First snow, October 15th, I believe.
Today. It only stuck to a couple of branches, despite the fact that it was falling for hours.
I suppose there is some catching up to do. The highlight of my life since Canadian Thanksgiving was probably the company hosted booze cruise along the Moscow River last Saturday, in celebration of the company's 16 years in Russia. The food was delicious, the views were amazing, and the company (the people, not the entity of employment) was fantastic. Here are a few pictures documenting the event:
Coming up on Moscow State University!
Jon Tucker, Katie, and I
What building is this?!
Cathedral of Christ the Savior. Obviously, Stalin ordered it destroyed in 1931 and originally planned for the site to build a monument of socialism (because they didn't have enough) called Palace of the Soviets. Long after funds ran out for that, in 1958, Nikita Khrushchev decided to go in the opposite direction and built(/dug) the world's largest open air swimming pool, known as the Moskva Pool. In 1995 it turned back into the world's tallest Orthodox church.
Katie and I, happy to be alive.
This is potentially our engagement photo.
Me towering over LL Director, Rob Jensky
The totally untapped bottle of vodka we found in the coat room after the rest of the alcohol ran out!
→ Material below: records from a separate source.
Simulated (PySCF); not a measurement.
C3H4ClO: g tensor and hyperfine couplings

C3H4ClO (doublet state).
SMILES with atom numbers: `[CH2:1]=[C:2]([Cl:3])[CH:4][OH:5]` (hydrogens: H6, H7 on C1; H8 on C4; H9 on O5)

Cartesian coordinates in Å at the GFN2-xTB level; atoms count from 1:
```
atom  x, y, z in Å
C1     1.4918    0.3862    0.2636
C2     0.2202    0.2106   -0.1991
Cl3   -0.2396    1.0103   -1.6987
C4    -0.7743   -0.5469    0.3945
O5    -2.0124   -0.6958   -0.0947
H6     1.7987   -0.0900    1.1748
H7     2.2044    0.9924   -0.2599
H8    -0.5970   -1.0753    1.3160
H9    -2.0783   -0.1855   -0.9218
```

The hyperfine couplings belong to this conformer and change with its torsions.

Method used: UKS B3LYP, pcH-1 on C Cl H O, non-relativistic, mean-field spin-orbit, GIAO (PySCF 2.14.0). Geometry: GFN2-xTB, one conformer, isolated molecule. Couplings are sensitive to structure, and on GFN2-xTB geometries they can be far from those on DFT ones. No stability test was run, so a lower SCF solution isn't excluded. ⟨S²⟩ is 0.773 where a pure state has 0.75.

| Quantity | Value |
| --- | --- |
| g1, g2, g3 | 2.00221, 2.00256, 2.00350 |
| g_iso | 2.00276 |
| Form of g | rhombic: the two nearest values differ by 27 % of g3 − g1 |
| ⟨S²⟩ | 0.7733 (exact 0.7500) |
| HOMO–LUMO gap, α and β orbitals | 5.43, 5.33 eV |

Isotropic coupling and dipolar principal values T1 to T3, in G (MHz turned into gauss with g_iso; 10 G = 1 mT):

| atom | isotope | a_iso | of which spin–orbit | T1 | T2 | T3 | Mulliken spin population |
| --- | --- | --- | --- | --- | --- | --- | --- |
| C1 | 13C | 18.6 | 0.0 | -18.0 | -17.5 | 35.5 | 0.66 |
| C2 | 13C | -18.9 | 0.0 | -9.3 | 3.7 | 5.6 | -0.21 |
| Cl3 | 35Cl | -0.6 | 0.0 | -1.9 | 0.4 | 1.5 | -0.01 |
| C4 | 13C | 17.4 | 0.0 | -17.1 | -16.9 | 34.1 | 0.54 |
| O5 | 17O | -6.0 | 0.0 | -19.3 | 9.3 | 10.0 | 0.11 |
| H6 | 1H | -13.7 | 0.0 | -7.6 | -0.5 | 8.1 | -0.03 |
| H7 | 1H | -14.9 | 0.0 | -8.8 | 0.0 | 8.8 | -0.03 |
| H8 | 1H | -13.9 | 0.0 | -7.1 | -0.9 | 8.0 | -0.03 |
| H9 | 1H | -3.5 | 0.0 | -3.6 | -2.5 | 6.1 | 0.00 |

Eating cake with our hands. Classy.
Katie and Hannah
What a wonderful way to spend a Saturday evening! Afterward I wandered around with some people for awhile, looking for a bar. Then we were sitting in one, and I looked out the window and my roommate and his boyfriend were strolling past! What a strange coincidence. Of course I ran out to say hi. Once the metro was about to shut down, this particular group of people decided they wanted to go home, but as I walked with them to the metro stop, in a magnificent stroke of luck and timing, Polly was just arriving to meet up with us. So she and I went to a packed club with loud music for a few hours, then took a cab back to my apartment around 3:30 am. I was surprised to discover that it's only about 1000 rubles (~$30) from the center to Mytishchi, and that was without trying to haggle with the driver. And he didn't even charge extra for the time he spent driving around trying to figure out how to cross the creek in Mytishchi to get to my building. I think I spent Sunday sleeping, and generally not getting out of bed. The boots I wore are comfortable for... oh, I dunno... 8 hours, max. 13 was pretty bad.
The week came and went, like they all do. I enjoy my job more and more as time goes on, as I learn more techniques and games and activities, as I get to know my students more. This is a great opportunity to learn about what I want and enjoy. Who knew I would enjoy teaching? Who knew I would enjoy teaching teenagers so much? It's very cool. It's also exhausting, but it gives me something to really look forward to on my days off. Like, Fridays I usually spend relaxing alone, and Saturdays doing something more social. I have a new addition to my Saturday schedule: an individual lesson with a beginning level 7 year old girl. I had my first meeting with her last weekend, and basically tried to determine where to begin in the book with her. And considering I just flipped through the book and asked if she knew what things were, or if she had certain things, it was a lot of fun, and she enjoyed it and that's what's important. She is adorable, and very sweet, and I think it's going to be great to have her as a student.
And on Sundays, I go to church? A few weeks ago, Katie told me she found a Catholic church in Moscow that has an English mass at 3 pm on Sundays. She asked if I wanted to go with her, and of course I said yes. So two Sundays ago, we set off for the Roman Catholic Cathedral of Immaculate Conception (that is quite a title!). We arrived a couple of minutes late and hurried in and sat down. Fortunately it hadn't started yet. A minute later, the priest walked to the front of the room and started speaking. Spanish. Katie and I exchanged the most baffled looks one could imagine, but decided that we had come all this way, and God would know our intentions. Fortunately I had Katie, a life-long Catholic, to model my actions after (stand up, sit down, kneel on some uncomfortable piece of wood, shake hands with people, etc), so I didn't come off as a complete buffoon. She was relieved that the service seemed to be identical to those in North America.
Oy. That's enough for now. Tomorrow I have my second lesson with the 7 year old, and then Katie and I are going to a giant shopping mall in hopes of finding her a winter coat. I'm just excited to get out of the house!